Scots Olympian Sir Chris Hoy was due to front the BBC Two programme Racing Legends, which would have paid homage to McRae, who died in a helicopter crash near his Lanarkshire home in September 2007.
The programme, which was due to have been aired on December 28, was advertised widely beforehand but was pulled from the schedules shortly before the broadcast date.
The BBC said there was ongoing "editing" issues with the programme and it would be shown later this year.
It is part of a series of three programmes about famous racing drivers.
The show also features the rally champion's father Jimmy McRae speaking about the helicopter crash that killed his son.

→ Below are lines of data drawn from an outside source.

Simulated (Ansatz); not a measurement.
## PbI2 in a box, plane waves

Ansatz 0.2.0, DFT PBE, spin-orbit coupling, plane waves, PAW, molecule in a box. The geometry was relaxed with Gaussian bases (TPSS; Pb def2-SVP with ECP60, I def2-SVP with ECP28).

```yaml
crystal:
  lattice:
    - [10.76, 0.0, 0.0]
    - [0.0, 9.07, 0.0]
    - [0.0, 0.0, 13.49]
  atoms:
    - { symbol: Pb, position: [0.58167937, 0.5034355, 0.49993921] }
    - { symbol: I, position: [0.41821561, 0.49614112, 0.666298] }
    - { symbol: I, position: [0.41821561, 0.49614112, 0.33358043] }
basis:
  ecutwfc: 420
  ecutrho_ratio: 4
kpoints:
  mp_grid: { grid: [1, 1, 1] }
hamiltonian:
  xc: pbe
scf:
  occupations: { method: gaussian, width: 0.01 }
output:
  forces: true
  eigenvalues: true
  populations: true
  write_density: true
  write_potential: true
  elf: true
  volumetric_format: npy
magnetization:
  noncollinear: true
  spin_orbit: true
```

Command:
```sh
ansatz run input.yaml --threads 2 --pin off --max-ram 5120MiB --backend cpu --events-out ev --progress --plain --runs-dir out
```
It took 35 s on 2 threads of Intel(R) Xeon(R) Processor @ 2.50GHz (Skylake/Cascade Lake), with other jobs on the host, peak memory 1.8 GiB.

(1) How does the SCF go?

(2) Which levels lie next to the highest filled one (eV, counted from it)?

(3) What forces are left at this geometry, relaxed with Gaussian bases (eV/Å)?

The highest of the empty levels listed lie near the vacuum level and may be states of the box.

The 39-year-old rally ace was later blamed by an inquiry into the crash near his home in Lanark, which killed his son, Johnny, five, his friend Ben Porcelli, six, and Graeme Duncan, 37.
The fatal accident inquiry found the crash happened because McRae carried out unnecessary low-level manoeuvres.
In a tweet, Sir Chris, said: "Not sure when BBC racing legends prog about Colin McRae is on, for those of you asking. Will keep you posted."
However, there were claims on one internet forum that the BBC was sensitive about showing the documentary following the controversy over the decision to show a tribute to the late Sir Jimmy Savile, before it emerged he was a paedophile.
One member of a discussion thread about the series wrote that the tragic accident and the subsequent investigations meant it would not have been "appropriate to have given this the go ahead at all".
In the programme, Sir Chris tracks McRae's successes, from Scottish trials champ, through his world rally career, to driving the route of the Dakar rally.
He also gets behind the wheel of McRae's Subaru Impreza over a stage of the RAC Rally, which the Scot won with co-driver Nicky Grist in 1995 to seal his world title.
The other two programmes in the Racing Legends series were shown as planned.
They were a profile of Sir Stirling Moss by Star Trek actor Patrick Stewart, and television chef James Martin telling the story of Sir Jackie Stewart.
A BBC spokesman said: "Racing Legends is a series of three programmes, one of which was always going to transmit in 2013. Editing is still ongoing on one of the billed episodes so there has been a change to the schedule."
A spokesman later added that it is "currently not aware of any legal reasons why the programme should not be transmitted".
He added that no new date for broadcast had been set.